In April 2012, Appliance Retailer magazine published the following feature on Glen Dimplex. This is the first time it has been published online and it is intended to provide some insights into the company’s philosophy, in light of the news that it is taking over the distribution of Morphy Richards from ASKO.
Glen Dimplex founder and president Martin Naughton has a saying: “you can’t make love on the telephone — you have to get face-to-face to make things happen”. That’s why he was in Australia recently to meet with retailers and to launch a new showroom in Melbourne.
Naughton first came to Australia in 1978, five years after founding Glen Electric and one year after purchasing the Dimplex seasonal business. Joining the Irish national on his trip to the antipodes was Glen Dimplex chairman and CEO Sean O’Driscoll, who now manages the day-to-day operations of the company.
Both gentlemen are familiar with the Australian appliance landscape. Naughton used to visit annually before he promoted himself to president and O’Driscoll has flown down three times in the last year to oversee Glen Dimplex’s relocation from semi-regional Dandenong to the more central Mount Waverley.

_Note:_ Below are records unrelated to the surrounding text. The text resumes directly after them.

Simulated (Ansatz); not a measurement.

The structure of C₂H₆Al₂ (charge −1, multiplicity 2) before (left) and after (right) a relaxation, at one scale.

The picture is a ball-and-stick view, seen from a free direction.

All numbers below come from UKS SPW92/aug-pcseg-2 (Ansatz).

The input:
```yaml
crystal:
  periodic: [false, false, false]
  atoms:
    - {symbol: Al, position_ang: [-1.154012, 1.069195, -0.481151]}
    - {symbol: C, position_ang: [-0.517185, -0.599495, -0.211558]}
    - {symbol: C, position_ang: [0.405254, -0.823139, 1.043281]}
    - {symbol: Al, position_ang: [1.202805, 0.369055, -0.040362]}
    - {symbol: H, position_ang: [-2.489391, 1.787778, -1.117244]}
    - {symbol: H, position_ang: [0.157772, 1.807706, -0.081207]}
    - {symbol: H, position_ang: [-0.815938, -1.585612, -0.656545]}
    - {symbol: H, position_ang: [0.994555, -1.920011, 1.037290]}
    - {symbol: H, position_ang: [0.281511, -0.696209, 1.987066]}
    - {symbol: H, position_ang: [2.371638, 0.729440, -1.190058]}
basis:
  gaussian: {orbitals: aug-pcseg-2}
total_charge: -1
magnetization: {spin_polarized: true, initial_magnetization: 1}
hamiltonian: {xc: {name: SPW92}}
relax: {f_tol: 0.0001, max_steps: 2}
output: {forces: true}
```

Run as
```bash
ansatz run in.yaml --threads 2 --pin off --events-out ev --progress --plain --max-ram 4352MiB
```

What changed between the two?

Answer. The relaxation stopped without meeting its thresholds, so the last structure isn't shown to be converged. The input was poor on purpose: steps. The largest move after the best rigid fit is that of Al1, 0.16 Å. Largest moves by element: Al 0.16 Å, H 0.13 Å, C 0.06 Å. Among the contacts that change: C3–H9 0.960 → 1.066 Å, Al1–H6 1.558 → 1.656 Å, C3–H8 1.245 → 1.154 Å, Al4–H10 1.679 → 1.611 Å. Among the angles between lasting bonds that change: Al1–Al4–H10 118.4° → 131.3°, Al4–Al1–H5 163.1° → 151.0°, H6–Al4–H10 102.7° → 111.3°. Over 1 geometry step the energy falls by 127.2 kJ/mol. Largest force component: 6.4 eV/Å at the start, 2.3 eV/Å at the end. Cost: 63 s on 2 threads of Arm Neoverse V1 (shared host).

This new showroom is predominantly focused on promoting Belling, with the English kitchen brand taking up the most space on the floor, plus a dedicated cooking school section for potential customers. Also on show are Dimplex heaters and electric fires, Roberts digital radios and Morphy Richards small appliances (distributed in Australia by ASKO).
A self-described “brand junkie”, Naughton said a collection of brands is part of Glen Dimplex’s diversified strategy. By having multiple brands in multiple categories in multiple countries, Glen Dimplex has been able to reduce its native Irish business to less than 2 per cent of the company’s revenue — a handy divestment considering Ireland’s parlous economy.
“Most companies will run with one brand and convert everything into that brand,” Naughton said. “We have a policy of a basket of brands, and that has served us well and I think we will look at acquiring more brands.
“We also have brands you haven’t heard of, we have French brands for the French market, we have German brands for the German market, and they are very important. We don’t regard ourselves as an Irish company or a British company or an American company or a Germany company, we’re an international business and we see ourselves that way.”
Naughton believes it takes “a lifetime and a fortune” to build a brand. Time and money are two resources that have been allocated to the Belling brand, with Glen Dimplex opening the chequebooks to fund these new facilities. Although a great step forward for the 100-year-old cooking appliance brand, Belling is playing catch-up on the likes of Miele, ILVE and Smeg, which have had operational showrooms for much longer.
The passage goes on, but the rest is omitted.